This chapter provides advice on the construction of the 4WD (4 Wheel Drive) chassis shown in Figure 4-1. Construction is straightforward—you can follow the detailed steps or improvise if you want to customize your robot. The chapter also shows how you attach and connect sensors used in the projects covered in later chapters.

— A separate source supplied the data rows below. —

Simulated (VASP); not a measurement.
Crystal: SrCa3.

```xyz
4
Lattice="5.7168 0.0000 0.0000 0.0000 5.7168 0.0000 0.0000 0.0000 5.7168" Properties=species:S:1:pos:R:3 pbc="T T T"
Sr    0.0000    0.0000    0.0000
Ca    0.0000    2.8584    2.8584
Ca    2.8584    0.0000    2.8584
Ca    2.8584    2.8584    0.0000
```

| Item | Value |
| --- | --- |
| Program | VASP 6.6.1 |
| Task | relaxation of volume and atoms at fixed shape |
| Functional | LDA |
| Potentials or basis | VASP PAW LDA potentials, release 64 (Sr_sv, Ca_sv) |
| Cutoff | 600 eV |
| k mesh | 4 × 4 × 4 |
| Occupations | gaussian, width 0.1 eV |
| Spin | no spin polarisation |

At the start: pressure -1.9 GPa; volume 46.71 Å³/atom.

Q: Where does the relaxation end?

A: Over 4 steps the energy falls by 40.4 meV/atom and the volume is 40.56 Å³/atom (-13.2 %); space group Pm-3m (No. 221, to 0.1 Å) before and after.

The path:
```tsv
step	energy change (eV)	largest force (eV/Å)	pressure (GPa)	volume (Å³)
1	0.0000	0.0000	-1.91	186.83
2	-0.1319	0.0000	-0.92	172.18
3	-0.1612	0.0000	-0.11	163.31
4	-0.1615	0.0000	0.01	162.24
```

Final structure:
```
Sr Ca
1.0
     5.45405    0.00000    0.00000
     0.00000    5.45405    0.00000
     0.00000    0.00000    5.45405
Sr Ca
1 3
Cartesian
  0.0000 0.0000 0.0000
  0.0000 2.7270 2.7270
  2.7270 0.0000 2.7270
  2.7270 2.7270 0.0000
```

If you prefer to build a four wheeled robot of your own design, you should read the sections on attaching control electronics and sensors if you want to use the code for the projects in the chapters to come. Information in this chapter my also provide some ideas to help with the design of your own robot.

The 4WD robot chassis

Figure 4-1. The 4WD robot chassis

You will need a Phillips screwdriver, long-nose pliers, wire cutters, wire strippers, a soldering iron, and solder. If you don't have these on hand, you can find more information in Chapter 1, Introduction to Robot Building.

Hardware Required

See for a detailed parts list.

  • Tools listed in Tools

  • The assembled electronics (see Chapter 2, Building the Electronics

  • 4WD Mobile Platform (four wheeled robot kit made by DFRobot)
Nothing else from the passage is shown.